The Eurythmics grab their only UK #1, then. One week at the top for an act I’d suggest were worth a few more. But at least they grab their chance here, and deliver a classic. Their sole chart-topper comes in at a hundred miles an hour, with an impressive a cappella intro from Annie Lennox.
There Must Be an Angel (Playing with My Heart), by Eurythmics (their 1st and only #1)
1 week, from 21st – 28th July 1985
La-da-dee-doo-n-doo-n-daaa… That’s what it sounds like to me anyway, leading the way into a song about the joys of being in love. I walk into an empty room, Suddenly my heart goes boom… I always associate Eurythmics with slightly more layered, slightly darker music – ‘Sexcrime’, ‘Sweet Dreams’ and so on – but their biggest chart success came with a pure pop record.
But that’s not to say this is cheap and throwaway. Not at all. ‘There Must Be an Angel’ is quality stuff, all the way through. From Lennox’s opening salvo, through the angelic backing vocals (which I’m guessing are Lennox again – whoever they’re by, they’re impressively OTT), the electronic harp, and the excellent gospel-influenced middle eight, with some clever rhyming: hallucinating with celebrating, deception with intervention… Could this be the activating, All my senses dissipating…? Not many number ones can boast that sort of vocabulary, even if it does sound a little try-hard…
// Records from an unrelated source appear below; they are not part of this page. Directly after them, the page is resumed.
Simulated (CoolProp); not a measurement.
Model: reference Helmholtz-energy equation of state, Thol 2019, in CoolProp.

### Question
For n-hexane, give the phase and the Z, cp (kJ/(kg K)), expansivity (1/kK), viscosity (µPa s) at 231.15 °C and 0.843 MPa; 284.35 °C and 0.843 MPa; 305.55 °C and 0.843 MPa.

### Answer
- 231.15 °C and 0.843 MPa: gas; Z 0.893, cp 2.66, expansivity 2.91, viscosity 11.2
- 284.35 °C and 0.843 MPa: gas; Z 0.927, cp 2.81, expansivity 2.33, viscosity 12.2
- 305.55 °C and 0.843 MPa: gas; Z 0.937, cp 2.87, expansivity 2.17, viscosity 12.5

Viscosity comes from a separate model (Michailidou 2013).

The cherry on top of this great record: a harmonica solo from Stevie Wonder. If that didn’t get you a number one in 1985, then nothing would… This means that as well as his own chart-topper (‘I Just Called to Say I Love You’), Wonder has featured uncredited on three more #1s in the past year (Chaka Khan’s ‘I Feel for You’, and ‘We Are the World’ being the other two).
The video ups the celestial ante even further: Lennox plays a beautiful angel, surrounded by cherubs and angelic choirs, and isn’t sporting her usual cropped hair. (There is an argument for her being the female Boy George, mirroring his androgyny, and they had both featured on the cover of Newsweek the year before.) Meanwhile, Dave Stewart plays a bored – and strangely blonde – Louis XIV watching on.
This is the only chart-topper for the Eurythmics (it bears repeating…), and for either Lennox or Stewart (he is not the Dave Stewart who covered ‘It’s My Party’ with Barbara Gaskin in 1981). In fact, their hit making career as a duo was about to peter out: they’d score their last Top 10 hit the following year with my favourite of theirs, ‘Thorn in My Side’. Lennox would go on to have a hugely successful solo career in the ‘90s, as well as lots of charity work. Stewart would go on to do everything from film soundtracks, to voice acting, to comic book writing.